E: Right. But do you have to be a union member to get the job?

S: You can join the union before you get the job, but the main
thing was to get the job and then go to the union.

E: So you were a linotype operator from approximately what year
to what year?

S: 1964, the same year the World's Fair was in New York. I
worked as a linotype operator and also at the World's Fair.
I was an operator all day and worked at the World's Fair at

E: Maybe you should tell me a little bit about the World's
Fair, too, then, while we are on it.

S: I was with a cleaning concern before I went to the World's
Fair, shampooing rugs and waxing floors. So when the
World's Fair opened, I went out and got a job in the General
Motors Building. Three thousand feet were walking across
the tile floor every day. That floor had to be stripped and
waxed every night, all 750 square feet.

E: That is quite a job. And you did that?

S: Not by myself.

E: Your crew. I would not assume you did it all by yourself.

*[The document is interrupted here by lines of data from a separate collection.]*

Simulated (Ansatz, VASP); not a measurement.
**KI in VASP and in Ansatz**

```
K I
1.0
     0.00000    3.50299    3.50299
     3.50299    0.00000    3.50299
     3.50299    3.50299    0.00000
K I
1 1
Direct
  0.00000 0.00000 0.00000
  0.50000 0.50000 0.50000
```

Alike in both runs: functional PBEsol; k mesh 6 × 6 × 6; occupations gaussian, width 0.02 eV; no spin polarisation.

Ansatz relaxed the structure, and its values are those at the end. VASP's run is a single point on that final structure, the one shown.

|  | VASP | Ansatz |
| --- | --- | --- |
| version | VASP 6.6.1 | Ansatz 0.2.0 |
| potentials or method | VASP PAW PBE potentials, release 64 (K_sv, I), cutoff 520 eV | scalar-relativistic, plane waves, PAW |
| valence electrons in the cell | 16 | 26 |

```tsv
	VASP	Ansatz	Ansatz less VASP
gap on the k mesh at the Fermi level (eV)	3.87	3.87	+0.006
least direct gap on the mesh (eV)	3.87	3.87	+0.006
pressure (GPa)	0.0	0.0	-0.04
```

S I got to be lead man. Therefore, I was just directing,
really, after I had done it for about two or three months.
The fair was only open about six months a year. They closed
in the winter, up there they did. That was two years that I
did that. But that was very interesting, too.

E: Do you remember any particular incidents or experiences
about the World's Fair? What makes you say it was

S: It was interesting to learn the trade, because that is where
I really learned the trade of stripping, waxing, and
shampooing rugs. That is what was interesting. When I came
back here, this last time, that is what I was doing. I
opened my own business.

E: So you did not have any trouble starting your own business
because you already knew the trade.


S: As you were asking before, you were this, you were that, you
were the other and that is how these things came about. I
apprenticed with the newspaper as a linotype operator and
apprenticed when I worked the World's Fair with shampooing
rugs and doing floors. I was an apprentice with catering
from childhood in my mother's kitchen. Well, one thing just
led to another.

E: So you did not have a grand plan when you started, but you
did pretty well with what you had.

S: Then I got to the point where I just told people I was a
jack of all trades, master of none.

E: But at least you got to direct your crews.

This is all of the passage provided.